How China's flood of credit went down the drain
Five years after Beijing's launch of a huge loans package amid the global financial crisis, there are mountains of bad debt that may never be repaid
When Beijing reacted to the 2008 financial crisis with a massive stimulus package, businesses in the infrastructure space saw an opportunity to cash in - often in ways that went beyond the official purpose of the cash influx.
Now, five years on, many are learning an important lesson: don't bite off more than you can chew.
Thousands of entrepreneurs took advantage of a flood of easy credit when Beijing announced its 4 trillion yuan (HK$5 trillion) package in late 2008 as Western economies reeled, hit by the collapse of Lehman Brothers and the credit crunch.
The stimulus was focused on infrastructure - but the companies that were eager to scoop up the cash found themselves in trouble three years later when state leaders, fearing that the boom would turn to bust, tightened monetary policies to avoid an economic "hard landing".
"We were sheer victims of the confusing and contradicting policymaking," said Shao Chunlin (not his real name), a steel trader. "It has been a cliche by the government to support the privately-owned companies. Indeed, the policies spoiled our businesses."
While many small and medium-sized enterprises, hobbled by a slump in exports, cried foul at missing out on their share of stimulus cash, steel traders were among the biggest beneficiaries of the state-backed loans.
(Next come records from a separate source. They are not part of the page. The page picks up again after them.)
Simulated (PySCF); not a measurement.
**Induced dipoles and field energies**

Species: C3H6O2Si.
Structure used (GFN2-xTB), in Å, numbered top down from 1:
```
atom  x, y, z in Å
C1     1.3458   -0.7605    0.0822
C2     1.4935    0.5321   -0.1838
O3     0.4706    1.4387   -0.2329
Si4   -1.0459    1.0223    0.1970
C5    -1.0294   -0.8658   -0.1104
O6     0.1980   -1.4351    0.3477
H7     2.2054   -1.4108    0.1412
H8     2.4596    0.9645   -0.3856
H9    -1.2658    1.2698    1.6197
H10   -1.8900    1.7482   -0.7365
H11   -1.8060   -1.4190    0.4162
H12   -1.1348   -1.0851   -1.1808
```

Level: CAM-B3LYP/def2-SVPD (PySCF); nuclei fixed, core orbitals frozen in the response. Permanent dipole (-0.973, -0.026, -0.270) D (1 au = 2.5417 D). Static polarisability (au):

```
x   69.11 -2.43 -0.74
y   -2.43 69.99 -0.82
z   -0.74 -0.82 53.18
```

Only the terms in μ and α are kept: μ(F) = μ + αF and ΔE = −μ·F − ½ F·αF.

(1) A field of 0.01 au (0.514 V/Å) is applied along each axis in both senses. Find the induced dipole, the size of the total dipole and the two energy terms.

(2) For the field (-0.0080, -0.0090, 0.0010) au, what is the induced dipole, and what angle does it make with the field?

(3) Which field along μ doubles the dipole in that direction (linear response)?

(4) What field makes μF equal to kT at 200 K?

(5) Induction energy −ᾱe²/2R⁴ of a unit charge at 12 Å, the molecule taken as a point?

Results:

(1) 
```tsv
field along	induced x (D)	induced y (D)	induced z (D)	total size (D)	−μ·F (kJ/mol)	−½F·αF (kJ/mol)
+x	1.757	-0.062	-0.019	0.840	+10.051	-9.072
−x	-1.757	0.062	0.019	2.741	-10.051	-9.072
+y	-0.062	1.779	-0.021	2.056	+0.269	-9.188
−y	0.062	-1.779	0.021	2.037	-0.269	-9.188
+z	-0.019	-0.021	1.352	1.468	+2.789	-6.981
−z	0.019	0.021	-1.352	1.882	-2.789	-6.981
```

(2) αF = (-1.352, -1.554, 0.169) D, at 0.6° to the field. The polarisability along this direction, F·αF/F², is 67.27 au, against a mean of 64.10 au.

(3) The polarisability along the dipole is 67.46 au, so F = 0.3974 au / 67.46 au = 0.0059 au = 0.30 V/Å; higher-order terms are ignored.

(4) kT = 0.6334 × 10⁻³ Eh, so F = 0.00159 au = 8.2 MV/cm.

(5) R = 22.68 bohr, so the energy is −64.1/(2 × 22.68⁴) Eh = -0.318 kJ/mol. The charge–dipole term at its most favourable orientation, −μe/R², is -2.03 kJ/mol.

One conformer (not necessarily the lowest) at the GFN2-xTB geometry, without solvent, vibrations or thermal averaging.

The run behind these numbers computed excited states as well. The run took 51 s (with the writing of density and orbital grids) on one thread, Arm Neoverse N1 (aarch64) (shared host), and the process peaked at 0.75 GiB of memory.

In 2009, Shao and other steel traders were approached by banks which were actively seeking to extend loans to the private entrepreneurs.
"They simplified loan approval procedures, gave us discounts to interest rates and encouraged us to take advantage of regulatory loopholes to borrow the money," Shao said. "We are strong believers in the saying that cash is the king; therefore, we were more than happy to take the money."
Their experience was in stark contrast to that of other SMEs, who saw their exports collapse and were in desperate need of cash to revamp their production processes and add value to the finished product.
While banks were all too ready to lend money to state-owned enterprises, which they believed could help combat the global slowdown, SMEs struggled - a trend that continues today.
As Lam Wai-chi, chairman of the Hong Kong Chamber of Commerce in Guangdong, put it: "In Guangdong, it's wrong to conclude that getting a bank loan is difficult. It's simply impossible [for small businesses] to secure bank loans."
Shao, meanwhile, was finding it ever easier to get his hands on cash by making the most of his steel stock.
Shao says loan assessment officers told him he could move the same batch of steel products he had already borrowed against to a different warehouse, and use it as collateral against another loan.
"Steel products worth several million yuan could be collateralised several times to obtain credit that amounted to scores of millions," said Shao. "Nobody cared about our repayment capabilities at that time."
Some of the money went back into the steel trading business, with newly bought products being used as collateral to secure yet more easy credit.
A steel trader with a personal net worth of 100 million yuan could eventually have about 10 billion yuan of cash on hand via the aggressive borrowing, people with knowledge of the situation said.
More importantly, the frenzied construction resulted in price rises for raw materials and traders such as Shao chalked up heady gains in 2009 and 2010.
"Those were the boom years and we imagined that we could easily become billionaires in just a few years," Shao said.
And the abundant cash, combined with the credit lockdown many SMEs were suffering, presented yet another opportunity for steel traders.
Billions of yuan flew into the underground banking system in Zhejiang province, heartland of the shadow banking industry, to chase the high interest returns offered by illegal lenders.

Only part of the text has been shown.